MANILA, Philippines – The government has programmed 10-year Treasury bond (T-bond) offerings in the first quarter of 2016 along with other tenors as it seeks to lock in favorable interest rates for long-term funding early in the year.
The Bureau of the Treasury said it is planning to borrow P135 billion from the local debt markets from January to March next year.
Broken down, the government plans to issue P60 billion worth of T-bills and P75 billion in T-bonds, similar to what was programmed in the fourth quarter of 2015.
Changes were made, however, on the tenors of T-bonds. From only three and five-year securities until this month, 10-year T-bonds will also be floated in the first three months of 2016.
T-bills and T-bonds are investment vehicles used by the government to borrow funding from local investors. The latter hold on to these instruments with promise from the state to give back their money with interest at a future time.
“The government is taking advantage of the current low interest rate environment and the huge liquidity in the system to lock in long-term funding,” said Jonathan Ravelas, chief market strategist at BDO Unibank Inc., in a text message.
T-bills have shorter terms of three, six and 12 months, while T-bonds are longer-dated papers which may range from two to 25 years.
“They want to frontload their long-term borrowing ahead of the possible interest rate hikes in the coming years because of the Fed,” said Nicholas Antonio Mapa, economist at Bank of the Philippine Islands, in a phone interview.

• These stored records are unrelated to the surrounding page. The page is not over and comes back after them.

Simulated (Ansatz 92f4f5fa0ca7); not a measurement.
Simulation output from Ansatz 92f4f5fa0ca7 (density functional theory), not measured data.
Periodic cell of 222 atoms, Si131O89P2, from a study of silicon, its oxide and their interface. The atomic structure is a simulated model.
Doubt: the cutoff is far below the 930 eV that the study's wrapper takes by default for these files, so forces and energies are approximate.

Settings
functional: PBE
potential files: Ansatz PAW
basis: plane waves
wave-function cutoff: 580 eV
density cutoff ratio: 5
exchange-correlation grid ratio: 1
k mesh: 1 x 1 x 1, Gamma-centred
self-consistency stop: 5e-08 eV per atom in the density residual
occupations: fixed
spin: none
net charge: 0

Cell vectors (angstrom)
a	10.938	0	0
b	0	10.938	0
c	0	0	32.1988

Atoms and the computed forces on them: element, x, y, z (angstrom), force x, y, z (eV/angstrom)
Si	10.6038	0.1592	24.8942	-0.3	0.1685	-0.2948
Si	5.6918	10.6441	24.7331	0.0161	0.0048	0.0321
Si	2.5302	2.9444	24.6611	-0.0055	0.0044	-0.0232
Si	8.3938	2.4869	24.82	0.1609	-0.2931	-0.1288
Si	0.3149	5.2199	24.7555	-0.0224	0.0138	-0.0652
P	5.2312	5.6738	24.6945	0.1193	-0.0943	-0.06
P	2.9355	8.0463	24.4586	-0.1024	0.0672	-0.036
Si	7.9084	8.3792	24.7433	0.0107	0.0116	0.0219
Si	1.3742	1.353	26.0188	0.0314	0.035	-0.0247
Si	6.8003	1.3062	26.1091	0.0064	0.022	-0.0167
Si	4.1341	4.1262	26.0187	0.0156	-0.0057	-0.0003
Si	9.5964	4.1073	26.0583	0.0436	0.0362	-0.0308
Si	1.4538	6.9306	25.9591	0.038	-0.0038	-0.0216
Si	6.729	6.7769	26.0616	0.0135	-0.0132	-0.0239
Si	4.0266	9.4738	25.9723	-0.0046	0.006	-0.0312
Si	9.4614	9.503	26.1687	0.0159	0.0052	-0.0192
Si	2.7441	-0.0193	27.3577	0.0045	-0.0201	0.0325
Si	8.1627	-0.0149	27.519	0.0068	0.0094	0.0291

The US Federal Reserve raised interest rates by 25 basis points for the first time in nearly a decade this month, ushering in an end to cheap credit that has engulfed the globe since the financial crisis in 2008.
This, in turn, has resulted into higher rates in emerging markets such as the Philippines as investors return to the world’s safe haven for better yields and lower risks.
BTr data showed the mere anticipation of the Fed hike early in the year had caused the short-term benchmark 91-day T-bill rate to rise to 1.773 percent in November from 1.397 percent in March.
“Considering the good cash position of the government, I think it will still be able to lock in favorable rates from its borrowings next year despite the re-pricing,” Mapa explained.
The National Government borrows from the domestic and foreign markets to finance its budget deficit and pay existing debts.
As of October, the deficit - which indicates expenditures outstrip revenues - totaled P52.574 billion, only a little more than a fifth of this year’s cap of P283.7 billion.
A narrower deficit had allowed the government to borrow funds to replace high-yielding and shorter dated debts with liabilities with low interest and longer payment terms.
For the first 10 months, long-term debts accounted for 88.7 percent of the total debt stock, higher than the 73.6 percent it occupied in 2010. Average interest rate is also at a lower 5.09 percent, from 5.53 percent in end-2013.